My point is that Nintendo usually going with lower clocks than device could run at, point that Drake could run 8-core CPU at 2GHz doesnt mean automatically that Nintendo will do that, similar like A57 in current Switch could easily run above 1GHz but Nintendo didnt do that.

Of Course that "If Drake had a CPU clocked to 2GHz it would not be comparable to the situation of the A57 and 2GHz", no one said that, I dont know where you get that.

I know also know that.

Dakhil · Sep 20, 2022

Thraktor said:
However none of Arm's examples show 8-core configurations for either the A710 or A715, so I presume they're not supported. That puts A78C as the only big core which outside the X series which Arm supports in 8 core configurations, so it's a pretty safe guess.

But Arm does mention the Cortex-A710 supporting up to 8 CPU cores per cluster and the Cortex-A715 supporting up to 12 CPU cores per cluster.

The Cortex-A715 is probably a no go for Nintendo since the Cortex-A715 doesn't have 32-bit support, which I think can be problematic in terms of backwards compatibility with the Nintendo Switch.

kvetcha · Sep 20, 2022

Simba1 said:
You made quite assumption here and put to me things that I didnt wrote.

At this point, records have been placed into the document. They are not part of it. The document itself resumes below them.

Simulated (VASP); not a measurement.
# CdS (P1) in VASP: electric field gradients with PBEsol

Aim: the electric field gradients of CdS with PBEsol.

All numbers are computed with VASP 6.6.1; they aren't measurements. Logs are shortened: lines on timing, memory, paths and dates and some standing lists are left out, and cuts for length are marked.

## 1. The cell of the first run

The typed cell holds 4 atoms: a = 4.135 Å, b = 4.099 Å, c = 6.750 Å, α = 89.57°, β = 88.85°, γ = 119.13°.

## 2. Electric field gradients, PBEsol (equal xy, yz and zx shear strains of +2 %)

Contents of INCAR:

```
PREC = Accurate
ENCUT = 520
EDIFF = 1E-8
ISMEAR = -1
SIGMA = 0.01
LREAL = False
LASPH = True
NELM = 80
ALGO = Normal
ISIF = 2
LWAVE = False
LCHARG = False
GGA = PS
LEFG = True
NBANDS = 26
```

Actually I dont comparing A57 in current Switch and A78 in Drake. I know all that, I also know that A57 throttling around 2GHz, also I didn't 1st mentioned 2GHz for A57, guy that reply to me said that Nintendo considered 2GHz for current Switch, I just reply to that. My question was simple, why Nintendo used 1GHz, and didnt used at least 1.2-1.3GHz for A57 instead if they reportedly wanted 2GHz from A57.
My point is that even Drake could run 8-core CPU at 2GHz doesnt mean automatically that Nintendo will do that, same like A57 in current Switch could easily run above 1GHz but Nintendo didnt do that.

Of Course that "If Drake had a CPU clocked to 2GHz it would not be comparable to the situation of the A57 and 2GHz", no one said that, I dont know where you get that.

I know also know that.

I think the details of your framing argument distracted a bit from what you were trying to say. But I get it now.

Basically: Just because the hardware is capable of something does not mean Nintendo will push it to its limit. They will always balance against battery life, heat, and other considerations, and without having a full understanding of the hardware, the node, the cooling solution, the chassis, etc. that play into their decision making, we can't take anything for granted.

Deleted member 887 · Sep 20, 2022

kvetcha said:
Also lacks Ada's Optical Flow Accelerator and much faster Tensor cores. The OFA specifically is what powers the frame interpolation,

Yeah, it seems like they use the OFA to guess the next frame's motion vectors.

Thraktor said:
Yeah, A78C is the only variant of A78 that supports 8 cores in a cluster. The newer ARMv9 cores seem to be a bit more flexible in terms of cluster configuration, allowing eight X2 or X3 cores in a cluster, but these make little sense for a device like the Switch. However none of Arm's examples show 8-core configurations for either the A710 or A715, so I presume they're not supported. That puts A78C as the only big core which outside the X series which Arm supports in 8 core configurations, so it's a pretty safe guess.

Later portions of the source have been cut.